Reputation: 161
I am trying to implement a trie structure in Java with 203675 words for a text editor.
Before, I was using ArrayList to store the words and that was taking 90 megabytes of space. So I want to use a trie to minimize space consumption.
Here is what I have so far, but now space consumption is 250 megabytes. What is the reason for this increase?
package TextEditor;
import java.io.*;
import java.util.*;
import javax.swing.JOptionPane;
class Vertex {
int words;
Map<Character, Vertex> child;
public Vertex() {
words = 0;
child = new HashMap<>();
}
}
class Trie {
private Vertex root;
private InputStream openFile;
private OutputStream openWriteFile;
private BufferedReader readFile;
private BufferedWriter writeFile;
public Trie() {
root = new Vertex();
}
public Trie(String path) {
try {
root = new Vertex();
openFile = getClass().getResourceAsStream(path);
readFile = new BufferedReader( new InputStreamReader(openFile));
String in = readFile.readLine();
while(readFile.ready()) {
this.insert(in);
try {
in = readFile.readLine();
} catch (IOException ex) {
JOptionPane.showMessageDialog(null,
"TRIE CONSTRUCTION ERROR!!!!");
}
}
} catch (IOException ex) {
JOptionPane.showMessageDialog(null,
"TRIE CONSTRUCTION ERROR!!!!");
}
}
private void addWord(Vertex vertex, String s, int i) {
try {
if(i>=s.length()) {
vertex.words += 1;
return;
}
char ind = s.charAt(i);
if(!vertex.child.containsKey(ind)) {
vertex.child.put(ind, new Vertex());
}
addWord(vertex.child.get(ind), s, i+1);
} catch(Exception e) {
e.printStackTrace();
System.exit(1);
}
}
final void insert(String s) {
addWord(root, s.toLowerCase(), 0);
}
private void DFS(Vertex v, String s, ArrayList list,
boolean store, String startsWith, int ind) {
if(v != null && v.words != 0) {
if(!store) {
System.out.println(s);
}
else {
if(s.length() >= startsWith.length()) {
list.add(s);
}
}
}
for (Map.Entry<Character, Vertex> entry : v.child.entrySet()) {
Character c = entry.getKey();
if((startsWith == null) || (ind>=startsWith.length()) ||
(startsWith.charAt(ind) == c)) {
DFS(v.child.get(c), s + c, list, store, startsWith, ind+1);
}
}
}
public void Print() {
DFS(root, new String(""), null, false, null, 0);
}
ArrayList<String> getAsList(String startsWith) {
ArrayList ret = new ArrayList();
DFS(root, new String(""), ret, true, startsWith, 0);
return ret;
}
int count(Vertex vertex, String s, int i) {
if(i >= s.length()) {
return vertex.words;
}
if(!vertex.child.containsKey(s.charAt(i))) {
return 0;
}
return count(vertex.child.get(s.charAt(i)), s, i+1);
}
int count(String s) {
return count(root, s, 0);
}
}
Is there a working example of a trie structure I can use?
Upvotes: 2
Views: 1820
Reputation: 1586
First of all, separate the datastructure (your trie) from any code filling it. It just needs to hold the data in a structured form, and provide some basic functionality, that's it. Filling it should happen outside that datastructure itself so you can properly handle the streams. There is not a single good reason to have your trie fill itself by giving a path as a param. To clarify my first point - pulling the filling out of the trie: currently the streams gobble up a lot of memory inside the trie because they are held in private variables and the streams are never closed or destroyed. which means you keep the the file loaded in memory on top of the filled datastructure. Otherwise garbage collection can clean up those items just like using the arraylist.
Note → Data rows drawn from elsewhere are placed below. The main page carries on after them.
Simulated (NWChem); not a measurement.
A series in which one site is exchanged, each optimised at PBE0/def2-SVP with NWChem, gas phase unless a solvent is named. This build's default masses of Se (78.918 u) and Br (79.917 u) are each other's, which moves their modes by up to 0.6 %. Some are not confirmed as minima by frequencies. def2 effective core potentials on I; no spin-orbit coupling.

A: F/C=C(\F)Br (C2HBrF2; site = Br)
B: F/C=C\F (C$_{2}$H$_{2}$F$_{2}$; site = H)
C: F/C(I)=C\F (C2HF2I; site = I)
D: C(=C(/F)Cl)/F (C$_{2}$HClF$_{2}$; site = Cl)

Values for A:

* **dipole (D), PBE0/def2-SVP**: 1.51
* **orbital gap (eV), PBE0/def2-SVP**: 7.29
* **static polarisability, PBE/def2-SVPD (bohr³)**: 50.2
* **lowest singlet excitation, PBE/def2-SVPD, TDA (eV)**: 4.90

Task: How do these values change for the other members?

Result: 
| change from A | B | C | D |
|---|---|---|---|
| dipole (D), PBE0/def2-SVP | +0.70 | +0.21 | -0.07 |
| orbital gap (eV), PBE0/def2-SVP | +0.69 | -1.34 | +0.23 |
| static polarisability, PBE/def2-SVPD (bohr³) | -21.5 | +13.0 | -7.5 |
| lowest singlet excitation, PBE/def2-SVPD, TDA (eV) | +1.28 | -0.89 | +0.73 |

Please don't reinvent the wheel and use a basic implementation such as the following. Get it working with this basic setup, and worry about improving it later.
public class Trie {
private Map<String, Node> roots = new HashMap<>();
public Trie() {}
public Trie(List<String> argInitialWords) {
for (String word:argInitialWords) {
addWord(word);
}
}
public void addWord(String argWord) {
addWord(argWord.toCharArray());
}
public void addWord(char[] argWord) {
Node currentNode = null;
if (!roots.containsKey(Character.toString(argWord[0]))) {
roots.put(Character.toString(argWord[0]), new Node(argWord[0], "" + argWord[0]));
}
currentNode = roots.get(Character.toString(argWord[0]));
for (int i = 1; i < argWord.length; i++) {
if (currentNode.getChild(argWord[i]) == null) {
currentNode.addChild(new Node(argWord[i], currentNode.getValue() + argWord[i]));
}
currentNode = currentNode.getChild(argWord[i]);
}
currentNode.setIsWord(true);
}
public boolean containsPrefix(String argPrefix) {
return contains(argPrefix.toCharArray(), false);
}
public boolean containsWord(String argWord) {
return contains(argWord.toCharArray(), true);
}
public Node getWord(String argString) {
Node node = getNode(argString.toCharArray());
return node != null && node.isWord() ? node : null;
}
public Node getPrefix(String argString) {
return getNode(argString.toCharArray());
}
@Override
public String toString() {
return roots.toString();
}
private boolean contains(char[] argString, boolean argIsWord) {
Node node = getNode(argString);
return (node != null && node.isWord() && argIsWord) || (!argIsWord && node != null);
}
private Node getNode(char[] argString) {
Node currentNode = roots.get(Character.toString(argString[0]));
for (int i = 1; i < argString.length && currentNode != null; i++) {
currentNode = currentNode.getChild(argString[i]);
if (currentNode == null) {
return null;
}
}
return currentNode;
}
}
public class Node {
private final Character ch;
private final String value;
private Map<String, Node> children = new HashMap<>();
private boolean isValidWord;
public Node(char argChar, String argValue) {
ch = argChar;
value = argValue;
}
public boolean addChild(Node argChild) {
if (children.containsKey(Character.toString(argChild.getChar()))) {
return false;
}
children.put(Character.toString(argChild.getChar()), argChild);
return true;
}
public boolean containsChildValue(char c) {
return children.containsKey(Character.toString(c));
}
public String getValue() {
return value.toString();
}
public char getChar() {
return ch;
}
public Node getChild(char c) {
return children.get(Character.toString(c));
}
public boolean isWord() {
return isValidWord;
}
public void setIsWord(boolean argIsWord) {
isValidWord = argIsWord;
}
public String toString() {
return value;
}
}
If you are considering memory usage improvements (at the cost of performance) you can do it in the following ways (seperate or combined)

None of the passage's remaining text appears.